Ubuntu 13.04 Enables The Wayland Support For GTK+

Written by Michael Larabel in Wayland on 27 January 2013 at 01:09 AM EST. 10 Comments
WAYLAND
While in December Canonical said they wouldn't fix GTK+ support for Wayland, earlier this month they decided they would enable the Wayland back-end for GTK+ in Ubuntu 13.04. That change has now been made and Ubuntu's GTK+ tool-kit will function in a Wayland environment.

The gtk+3.0 3.6.4-0ubuntu2 package was uploaded to the Ubuntu 13.04 "Raring Ringtail" archive on Friday, which enables the Wayland back-end. This Wayland back-end for GTK3 can be dynamically enabled at run-time via setting the GDK_BACKEND environment variable to wayland.

With GDK_BACKEND=wayland set, common GTK+ applications should now be able to launch and (at least mostly) work within a Wayland/Weston environment. You can try this by installing Wayland/Weston from the Ubuntu archive and using the weston-launch executable.

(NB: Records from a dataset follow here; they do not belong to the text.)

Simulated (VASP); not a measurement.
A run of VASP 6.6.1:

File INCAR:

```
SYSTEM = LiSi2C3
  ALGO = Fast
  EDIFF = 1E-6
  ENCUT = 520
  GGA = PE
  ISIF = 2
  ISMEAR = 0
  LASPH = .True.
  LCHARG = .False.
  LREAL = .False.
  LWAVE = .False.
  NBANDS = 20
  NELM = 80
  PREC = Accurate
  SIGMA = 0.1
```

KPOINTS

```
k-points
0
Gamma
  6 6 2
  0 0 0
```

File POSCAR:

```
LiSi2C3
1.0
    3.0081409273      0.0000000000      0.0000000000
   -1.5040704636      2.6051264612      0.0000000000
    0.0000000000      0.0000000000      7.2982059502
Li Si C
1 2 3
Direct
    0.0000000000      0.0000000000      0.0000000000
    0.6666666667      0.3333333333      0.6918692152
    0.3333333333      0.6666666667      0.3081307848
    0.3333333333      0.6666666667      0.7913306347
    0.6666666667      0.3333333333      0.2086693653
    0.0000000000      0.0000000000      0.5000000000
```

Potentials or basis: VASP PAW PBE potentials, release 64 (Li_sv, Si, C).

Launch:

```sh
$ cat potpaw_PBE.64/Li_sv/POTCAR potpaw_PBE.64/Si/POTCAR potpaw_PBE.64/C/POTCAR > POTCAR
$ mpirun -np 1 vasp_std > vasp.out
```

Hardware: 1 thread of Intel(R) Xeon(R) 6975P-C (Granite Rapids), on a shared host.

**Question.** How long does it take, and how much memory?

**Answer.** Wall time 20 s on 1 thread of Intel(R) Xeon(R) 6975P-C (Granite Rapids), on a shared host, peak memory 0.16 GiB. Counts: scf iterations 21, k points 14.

Among the applications known to work right now on Wayland that are dependent upon GTK+ include the GNOME Calculator, Baobab, File Roller, Charmap, Gwibber, Brasero, GNOME Sound Record, Gedit, and GNOME Terminal. Some GNOME packages like GNOME Sudoku, GNOME System Monitor, Nautilus, Rhythmbox, Totem, Chromium, and Firefox are not working at this point. Applications using direct X11 calls or other non-standard functionality will require additional work to be ported to a Wayland-friendly world.

Enabling the Wayland back-end for GTK+ in Ubuntu closes this Launchpad bug.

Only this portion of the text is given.